Monday, January 18, 2010

A night to remember

I’ve had an interesting weekend.

Last Friday, we celebrated my father-in-law’s birthday by going to a dinner/dance event at this banquet hall he frequently goes to. I asked Steve what the name of the place is so that I could “Google” it in advance. “Googling” is something that’s become a habit of mine. If I wanted to check out a restaurant or a nail spa or a hair salon or even check out a store, I would go online and search for the website first before deciding on whether I should physically go there. Steve says I’m a little nuts for doing this but I tell him it’s perfectly reasonable to want to know whether the place I am going to is worth my time and effort. He finds it funny that if I wanted to check out a shoe store, I would first go their website and see what they have online and then call the store to see if they carry the styles I am interested in and if they have my size in-store. He calls it crazy, I call it research.

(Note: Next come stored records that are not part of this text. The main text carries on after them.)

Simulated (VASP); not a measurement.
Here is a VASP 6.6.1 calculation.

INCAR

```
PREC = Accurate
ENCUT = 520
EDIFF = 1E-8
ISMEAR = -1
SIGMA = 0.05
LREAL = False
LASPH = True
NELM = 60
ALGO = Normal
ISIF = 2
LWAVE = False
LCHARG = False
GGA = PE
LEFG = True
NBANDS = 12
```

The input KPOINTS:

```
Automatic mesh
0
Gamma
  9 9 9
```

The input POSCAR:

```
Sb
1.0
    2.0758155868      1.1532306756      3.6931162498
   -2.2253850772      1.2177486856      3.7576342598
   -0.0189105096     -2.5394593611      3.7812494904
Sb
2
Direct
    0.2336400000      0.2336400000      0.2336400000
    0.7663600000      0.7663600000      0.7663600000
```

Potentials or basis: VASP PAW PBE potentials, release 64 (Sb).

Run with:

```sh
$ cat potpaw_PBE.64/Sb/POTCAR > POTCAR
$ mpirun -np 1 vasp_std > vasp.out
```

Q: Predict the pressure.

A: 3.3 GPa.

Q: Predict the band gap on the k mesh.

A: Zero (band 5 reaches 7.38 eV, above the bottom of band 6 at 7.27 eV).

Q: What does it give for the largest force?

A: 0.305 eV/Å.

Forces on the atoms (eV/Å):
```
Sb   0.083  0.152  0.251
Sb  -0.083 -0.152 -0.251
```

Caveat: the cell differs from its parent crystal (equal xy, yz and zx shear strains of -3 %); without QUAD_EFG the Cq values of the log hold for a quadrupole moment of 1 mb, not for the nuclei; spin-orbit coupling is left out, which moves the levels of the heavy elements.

Anyhoo, the website for this dinner/dance event specified that there was a dress code which made me a bit uncomfortable. Any event that calls for a dress code always has the tendency to make me feel anxious. I’m not particularly good at doing my own hair and make-up so any event that’s fancy enough for me to have to do my hair and make-up is somewhat stressful. I did eventually manage to pull myself together and go to this thing.

I later found out that this dinner/dance is actually a single’s mixer. But it wasn’t a mixer for the young and the hip… rather, it was a mixer for the 50 and over… Steve calls it “the geriatrics mixer”. I felt out-of-place… Steve, my sister-in-law and I were probably the only ones under 50 there if you don’t count the bartender and the personnel selling the tickets by the door! At first I thought, “hey this isn’t so bad, we can grab dinner and maybe dance a bit and then go home”. Boy was I wrong! I had barely finished eating when a guy in his early 50’s (maybe?) asked me for a dance. I usually decline dances with strangers (I just find it so uncomfortable) but because these men were older, I thought it would be disrespectful to do so. I mean, how much harm could it possibly be if these men were old enough to be my dad or even my grandpa right? So there I was on the dance floor with this man and the first thing he says to me is, “I couldn’t decide who to ask first… you or the other girl.. I wasn’t sure which one of you was with the guy…” OMG I couldn’t believe it! I just laughed and told him that he asked the wrong girl. I was with “the guy” and that I’m actually married to him. He then said, “Oh.. okay.. I’ll ask the other girl later”. I couldn’t help but grin widely. I knew how feisty my sister-in-law can be. I politely answered all of his questions, danced the entire length of the song (despite the fact the he smelled strongly of cigarettes), thanked him for the dance and then went back to my table. Steve found it amusing because he knew how uncomfortable I was.

Shortly after, another man approached and asked if I would mind dancing. I politely declined but he was rather insistent and since Steve told me to go ahead, I decided to once again venture out into the dance floor with yet another stranger. The first thing he asked me was whether I came to the mixer often. I told him no, it was my first time and that I came to celebrate my father-in-law’s birthday. He seemed surprised that I was married although I don’t know why he would be since I was beside Steve the entire time. I joked with Steve later on by saying that maybe my engagement and wedding rings weren’t big and sparkly enough for people to notice. Hahahaha!

I didn’t mind the dances – they were innocent. But what made the entire thing uncomfortable was how aggressive some of these men were and how often they kept coming to our table and trying to get phone numbers and such. It really was very, very weird. One man even told my sister-in-law that he could “take care” of her and that he had the means to do so. It’s like these men had no shame saying these things in front of Steve and their dad!

I couldn’t help but feel bad for some of the people there. What if they’re lonely? I couldn’t help but think that maybe some of them have lost their spouses and are now single and are in want of another life partner. Granted, some of the men there were strange and aggressive and unbelievable but I’m sure some of them were decent and are maybe there for the right reasons – to meet someone they can potentially have a relationship with.

In any case, this was definitely a memorable experience... for so many reasons.